Why so many peers needs to constantly be connected?

Hi everyone,

Woke up this morning asking myself why a full node needs so many connected peers (constantly between 600 and 900) while doing nothing (no content hosted/downloaded)?

I know that Golang can’t get restricted in ressources usage, which is normal, and I don’t think the problem is coming from that.

[trolling]
When I start a computer and browse the Internet, the network stack is not using that much ressources compared to running an IPFS full node (up to 90% of CPU, 70% of RAM etc).
[/trolling]

From a naive design point of view, I would expect connections to be limited to:

  1. Closest peers, part of the same bucket, as described in the Kademlia DHT routing table principle
  2. Peers querying the DHT for a ressource my bucket/node should be aware of (some sort of content hash based spliting to restrict query to a part of the network)
  3. Peers messaging to update ressource list my bucket/node is responsible of (can be huge but effemeral…and in a pub/sub pattern shouldn’t need a direct connection)
  4. Peers I’m downloading/uploading data from/to (which is effemeral too)

I may need a real strong coffee to reset my mind or am in a “dumb-day”, but can someone explain me where I’m wrong ?
Does the huge number of connected peers only comes from some DHT flooding due too many nodes getting in and out of the network ? In that case, isn’t there a technical design problem that needs a quick refactoring and are there ideas being explored already?

Why is between 600 and 900 peers always connected

The ipfs connection manager defaults to a low-mark of 600 and a high mark of 900 peers, so it will always try to have 600 peers and will start pruning peers at 900.

You can either apply the “lowpower” profile or manually drop these settings in the ipfs config file to reduce ipfs compute and network requirements at the expense of content discovery performance.

Why are so many connections necessary

IPFS has more than one content discovery methods other than DHT with some only being usable on already connected peers, most notably bitswap sessions. Additionally connecting to a peer is an expensive operation compared to just maintaining a keepalive for hours.

I am not sure how many connections are required to maintain the DHT but most of the connections are being kept open for bitswap performance reasons and not maintaining the DHT.

With that said IMHO 600 peers at idle is too many with the current content discovery systems implemented. The background resource usage is an issue most new users bring up.

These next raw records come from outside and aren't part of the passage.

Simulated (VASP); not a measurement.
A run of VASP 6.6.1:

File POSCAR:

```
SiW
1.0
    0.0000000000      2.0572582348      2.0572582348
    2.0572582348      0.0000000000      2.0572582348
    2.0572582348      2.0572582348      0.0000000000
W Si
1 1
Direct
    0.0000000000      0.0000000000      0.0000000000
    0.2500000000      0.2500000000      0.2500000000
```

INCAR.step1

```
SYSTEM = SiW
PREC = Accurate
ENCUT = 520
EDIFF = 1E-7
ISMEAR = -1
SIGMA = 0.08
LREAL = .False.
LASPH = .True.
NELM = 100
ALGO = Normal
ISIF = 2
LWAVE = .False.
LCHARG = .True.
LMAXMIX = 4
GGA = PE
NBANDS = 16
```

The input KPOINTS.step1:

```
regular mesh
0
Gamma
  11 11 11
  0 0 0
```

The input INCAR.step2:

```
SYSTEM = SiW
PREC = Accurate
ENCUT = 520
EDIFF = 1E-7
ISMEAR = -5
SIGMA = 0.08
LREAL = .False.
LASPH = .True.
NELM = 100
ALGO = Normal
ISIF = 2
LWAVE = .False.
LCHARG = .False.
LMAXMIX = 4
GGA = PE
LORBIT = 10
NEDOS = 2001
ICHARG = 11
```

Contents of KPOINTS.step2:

As for solutions I probed around for ideas a bit back with minor success, never got around to writing any proof of concept code to test any of it though.

Most of the ideas would probably end up being either too computationally expensive compared to what was saved or end up too difficult to implement but I am still interested in what rklaehn brought up with utilizing bloom filters, this would potentially cull a huge number of wantlist requests to peers that dont have what you are looking for.

Thanks for the reply.

Forgot about the bitswap sessions…(dumb I said)…I’m too DHT focused

Do you know if there’s an option to disable bitswap sessions?
Something like the “–routing=dhtclient” option would be great (I wouldn’t need to go back to a really old IPFS release) as I’m trying to work around the DHT problem basing on some research like the following:

Sub-Second Lookups on a Large-Scale Kademlia-Based Overlay

Thanks.